Reputation: 6506
I'm using the code as bellow to get the wanted content form HTML by DOMDocument,
$subject = 'some html code';
$doc = new DOMDocument('1.0');
$doc->loadHTML($subject);
$xpath = new DOMXpath($doc);
$result = $xpath->query("//div");
$docSave = new DOMDocument('1.0');
foreach ( $result as $node ) {
$domNode = $docSave->importNode($node, true);
$docSave->appendChild($domNode);
}
echo $docSave->saveHTML();
The problem is that if there is a spcial character in HTML $subject like space or new line then it is converted to html entitle. Input HTML is far away form being in good style and some special characters are also within paths in tags, for instance:
$subject = '<div><a href='http://www.site.com/test.php?a=1&b=2, 3,
4'></a></div>';
will produce:
<div><a href='http://www.site.com/test.php?a=1&b=2,%203,%0A%204'></a></div>
instead of:
<div><a href='http://www.site.com/test.php?a=1&b=2, 3,
4'></a></div>'
What one can do to omit conversion of special characters to their entities if wants to keep the invalid html?

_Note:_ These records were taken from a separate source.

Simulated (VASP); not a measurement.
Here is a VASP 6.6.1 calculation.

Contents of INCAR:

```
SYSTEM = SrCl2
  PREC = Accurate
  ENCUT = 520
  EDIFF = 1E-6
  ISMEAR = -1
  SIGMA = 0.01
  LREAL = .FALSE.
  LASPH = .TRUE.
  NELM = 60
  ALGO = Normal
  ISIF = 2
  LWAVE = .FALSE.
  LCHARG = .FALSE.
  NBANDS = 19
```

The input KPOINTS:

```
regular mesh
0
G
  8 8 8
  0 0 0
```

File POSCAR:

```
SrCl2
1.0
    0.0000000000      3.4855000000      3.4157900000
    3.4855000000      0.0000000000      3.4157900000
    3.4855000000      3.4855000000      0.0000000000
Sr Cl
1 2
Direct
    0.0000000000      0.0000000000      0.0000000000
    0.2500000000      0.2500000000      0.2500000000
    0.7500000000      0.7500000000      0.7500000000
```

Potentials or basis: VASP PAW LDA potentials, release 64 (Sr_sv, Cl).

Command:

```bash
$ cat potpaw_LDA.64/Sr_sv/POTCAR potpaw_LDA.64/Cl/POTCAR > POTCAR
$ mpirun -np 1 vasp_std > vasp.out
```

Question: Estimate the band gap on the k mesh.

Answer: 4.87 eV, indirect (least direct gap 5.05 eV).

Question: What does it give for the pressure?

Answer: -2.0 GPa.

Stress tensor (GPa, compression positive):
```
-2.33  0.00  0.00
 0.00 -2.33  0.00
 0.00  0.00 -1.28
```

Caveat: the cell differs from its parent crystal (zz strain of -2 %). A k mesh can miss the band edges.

I tried do set this flag substituteEntities to false but I got no improvement, maybe I used it wrong? some examples of code would be very helpful.
Upvotes: 0
Views: 1013
Reputation: 324640
You can't use a parser and be able to manipulate the bad HTML. A parser would clean up the HTML in order to parse it.
If you absolutely must use the bad HTML, use regexes but be aware that there is an extreme risk of head injury as you will either be -brick'd- or bang your head against the desk too much.
Upvotes: 2